Allowing Appreciation To Do Its Stuff

bankbank profile photo

From talking to many investors, most of them seem to have bought a property that needed work, fixed it up, and held it for a year. They seem to have made a majority of their equity during the holding period. Do you find that most of the properties you have made money on have been through buying, fixing and then holding/renting it for a year before selling, thus allowing appreciation to do its stuff? Could it be risky to try this strategy since housing has gone up so much in the past few years, it could stop appreciating soon?

Comments(2)

  • Sandbahr10th March, 2004

    I've done it both ways. I've done fix ups and hold as well as fix up and sell. You can make money both ways. The difference here is mainly in the tax advantage to holding for a year or more as a long term gain vs a short term gain or as a dealer status (flipping). There is also some advantage to getting some of your money back by recieving rent for a year and the appreciation of anywhere from 4 to 10+ % depending on the area where you live.

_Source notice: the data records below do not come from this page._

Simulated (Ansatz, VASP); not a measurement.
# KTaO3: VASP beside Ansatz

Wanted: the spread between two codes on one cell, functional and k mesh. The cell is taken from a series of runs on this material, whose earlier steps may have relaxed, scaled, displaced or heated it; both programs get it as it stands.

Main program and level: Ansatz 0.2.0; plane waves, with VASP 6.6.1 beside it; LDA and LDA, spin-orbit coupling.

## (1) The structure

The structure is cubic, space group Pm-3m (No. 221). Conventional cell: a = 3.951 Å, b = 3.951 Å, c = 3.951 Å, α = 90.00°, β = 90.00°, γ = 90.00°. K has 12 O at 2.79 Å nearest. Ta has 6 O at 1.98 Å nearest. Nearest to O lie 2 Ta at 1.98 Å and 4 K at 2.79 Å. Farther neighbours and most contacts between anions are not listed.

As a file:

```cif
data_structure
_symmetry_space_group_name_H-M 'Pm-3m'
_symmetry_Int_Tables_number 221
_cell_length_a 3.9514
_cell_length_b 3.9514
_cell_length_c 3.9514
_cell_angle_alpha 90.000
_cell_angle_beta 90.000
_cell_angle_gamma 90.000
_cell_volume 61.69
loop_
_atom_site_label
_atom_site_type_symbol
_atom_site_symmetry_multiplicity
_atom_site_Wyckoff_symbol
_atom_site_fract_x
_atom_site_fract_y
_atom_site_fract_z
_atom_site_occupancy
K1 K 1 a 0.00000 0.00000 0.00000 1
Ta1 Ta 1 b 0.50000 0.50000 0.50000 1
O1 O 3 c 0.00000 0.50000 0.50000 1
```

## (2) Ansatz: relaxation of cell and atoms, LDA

  • Birddog111th March, 2004

    It all depends. For example, if you purchase a house in preforeclosure, and they bought it in 1996. You pay what they did plus a little. Depending on the property, in Massachusetts a house bought in 1996 for 130k is now worth over 300k. so in that case, buy to stop the foreclosure, and list right away. Other situations, houses need work, so you buy it for 130 (what they paid in 1996) put 20k into, and then sell it for 275 after 3 months of rehab. There is really no norm for anything like that. Its usually a house to house basis.